Joe Stark is a “public official” because, as a police officer, he holds “a position of employment that carries with it duties and responsibilities affecting the lives, liberty, money or property of a citizen or that may enhance or disrupt his enjoyment of life, his peace and tranquility, or that of his family.” Press, Inc. v. Verran, 569 S.W.2d 435, 437, 441, 443 (Tenn. 1978) (so holding as to “a junior social worker,” who “had sufficient power to remove or cause their children to be taken from [parents’] custody and placed in a foster home”); see also Murray v. Lineberry, 69 S.W.3d 560, 563 (Tenn. Ct. App. 2001) (concluding that “any law enforcement officer” is “a public official”). And “[t]he commission of crime … [is] without question [an] event[] of legitimate concern to the public,” Cox Broad. Corp. v. Cohn, 420 U.S. 469, 492 (1975), as is the subsequent police investigation of the crime, see Connick v. Myers, 461 U.S. 138, 148 (1983).
Pamela Stark’s Facebook post was quintessentially protected speech. She explained that she was “a recent victim of domestic violence at the hands of a Memphis Police Officer.” R. at 41. She criticized the Memphis Police Department for “investigat[ing] a case where there is potential wrong doing and/or legal consequences for one of their own”—Joe Stark. Id. And she questioned the Memphis Police Department’s integrity: “Who do you turn to when those [s]worn to serve and protect and enforce the law, don’t.” Id. Contrary to the trial court’s view, her “references to [her] husband, about [her] husband, about [her] situation” did not render her speech unprotected or “off limits.” TE at 27.
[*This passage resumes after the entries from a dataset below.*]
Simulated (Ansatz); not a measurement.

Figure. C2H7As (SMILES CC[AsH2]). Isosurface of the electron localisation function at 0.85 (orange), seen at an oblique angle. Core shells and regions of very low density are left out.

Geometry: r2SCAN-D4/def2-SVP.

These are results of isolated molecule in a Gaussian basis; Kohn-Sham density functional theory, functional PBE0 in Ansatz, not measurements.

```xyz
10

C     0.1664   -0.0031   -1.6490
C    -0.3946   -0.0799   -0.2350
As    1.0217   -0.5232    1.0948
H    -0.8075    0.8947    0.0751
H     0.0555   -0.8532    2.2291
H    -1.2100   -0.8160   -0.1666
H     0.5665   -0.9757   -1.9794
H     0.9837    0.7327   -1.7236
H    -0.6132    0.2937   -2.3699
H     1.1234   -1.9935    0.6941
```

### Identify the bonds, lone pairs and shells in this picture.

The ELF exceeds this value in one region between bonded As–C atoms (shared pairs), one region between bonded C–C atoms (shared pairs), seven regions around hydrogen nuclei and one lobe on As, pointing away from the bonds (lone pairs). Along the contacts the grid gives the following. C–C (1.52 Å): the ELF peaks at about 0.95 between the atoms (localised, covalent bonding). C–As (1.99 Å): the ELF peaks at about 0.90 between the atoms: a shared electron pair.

Pamela Stark has a constitutional right to criticize the government, and to criticize her husband, especially since he was a government employee with important duties and powers. She does not lose that right merely because the government is also her husband’s employer.
[C.] Unjustified speech restrictions violate the First Amendment rights of Pamela Stark’s potential readers as well as of Pamela Stark herself.
An overbroad injunction against speech can “harm nonparties to the litigation because enjoining speech harms listeners as well as speakers.” McCarthy v. Fuller, 810 F.3d 456, 461 (7th Cir. 2015). “This right to receive information and ideas is a ‘corollary’ of the right to speak that triggers the First Amendment interests of not only speakers, but also audiences.” David L. Hudson, Jr., First Amendment Right to Receive Information and Ideas Justifies Citizens’ Videotaping of Police, 10 U. St. Thomas J.L. & Pub. Pol’y 89, 89 (2016) (citation omitted). The First Amendment “embraces the right to distribute literature, and necessarily protects the right to receive it.” Martin v. City of Struthers, 319 U.S. 141, 143 (1943).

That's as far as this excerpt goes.